The most recent failure was in Kansas, where a newly elected state board of education last month overturned a 1999 decision by the previous board to drop evolution from state education requirements.

FOCUS ON STATE-FUNDED TEXTBOOKS

The Arkansas legislation was approved by the House Committee on State Agencies and Governmental affairs.

It would bar the topic of evolution or related radio-carbon dating of animal and plant fossils from state-funded textbooks used in schools, museums, libraries and zoos.

In books already on hand, the bill would require teachers to instruct students to mark "false evidence" or "theory" in the margins next to references to evolution and the carbon dating of fossils.

"We have been elected to make sure that taxpayer dollars are spent wisely and only for truth," Rep. Jim Holt, a freshman Republican and self-described Christian conservative, told the committee.

Political observers questioned whether the bill would survive the state Senate if it makes it through the full House. The Senate is traditionally less conservative than the House.

Rep. Barbara King, a retired teacher, was the lone vote against sending the bill to the House floor. She said the measure was unnecessary and was probably unconstitutional.

The committee vote came exactly 20 years after Arkansas passed a law requiring public school teachers who referred to evolution in the classroom to give equal treatment to the Biblical account of creation.

The ACLU filed suit and was awarded hundreds of thousands of dollars in legal fees when a federal judge overturned the law in 1982.

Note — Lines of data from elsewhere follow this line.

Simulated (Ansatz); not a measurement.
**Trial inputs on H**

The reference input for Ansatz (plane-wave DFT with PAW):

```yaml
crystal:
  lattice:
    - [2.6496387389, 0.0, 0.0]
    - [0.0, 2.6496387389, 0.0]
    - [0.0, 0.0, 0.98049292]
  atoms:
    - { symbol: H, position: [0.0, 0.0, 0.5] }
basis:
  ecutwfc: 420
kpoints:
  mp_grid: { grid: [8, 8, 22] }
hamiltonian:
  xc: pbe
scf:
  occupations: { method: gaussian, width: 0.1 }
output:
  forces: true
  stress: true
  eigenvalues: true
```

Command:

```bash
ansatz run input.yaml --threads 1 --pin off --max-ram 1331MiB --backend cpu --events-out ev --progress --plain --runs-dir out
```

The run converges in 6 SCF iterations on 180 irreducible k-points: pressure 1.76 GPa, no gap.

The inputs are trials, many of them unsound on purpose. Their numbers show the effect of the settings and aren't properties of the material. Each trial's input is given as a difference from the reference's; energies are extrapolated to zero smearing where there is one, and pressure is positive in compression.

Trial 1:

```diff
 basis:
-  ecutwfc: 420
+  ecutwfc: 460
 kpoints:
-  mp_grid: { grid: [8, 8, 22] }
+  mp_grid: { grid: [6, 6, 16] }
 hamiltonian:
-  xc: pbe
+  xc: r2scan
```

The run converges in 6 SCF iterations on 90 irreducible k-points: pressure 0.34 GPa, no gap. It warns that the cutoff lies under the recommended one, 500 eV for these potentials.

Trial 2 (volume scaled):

Arkansas along with Mississippi, Oklahoma and Tennessee barred the teaching of evolution in their public schools in the 1920s, a move hailed by failed Democratic presidential candidate William Jennings Bryan.

Bryan was a key figure in the 1925 prosecution of John T. Scopes, a Tennessee high school teacher charged with violating the ban. Scopes was convicted and fined $100. The state's high court later acquitted him, saying he had been fined excessively, but upheld the law.

In 1968 the U.S. Supreme Court ruled unconstitutional any laws barring evolutionary teaching in public schools.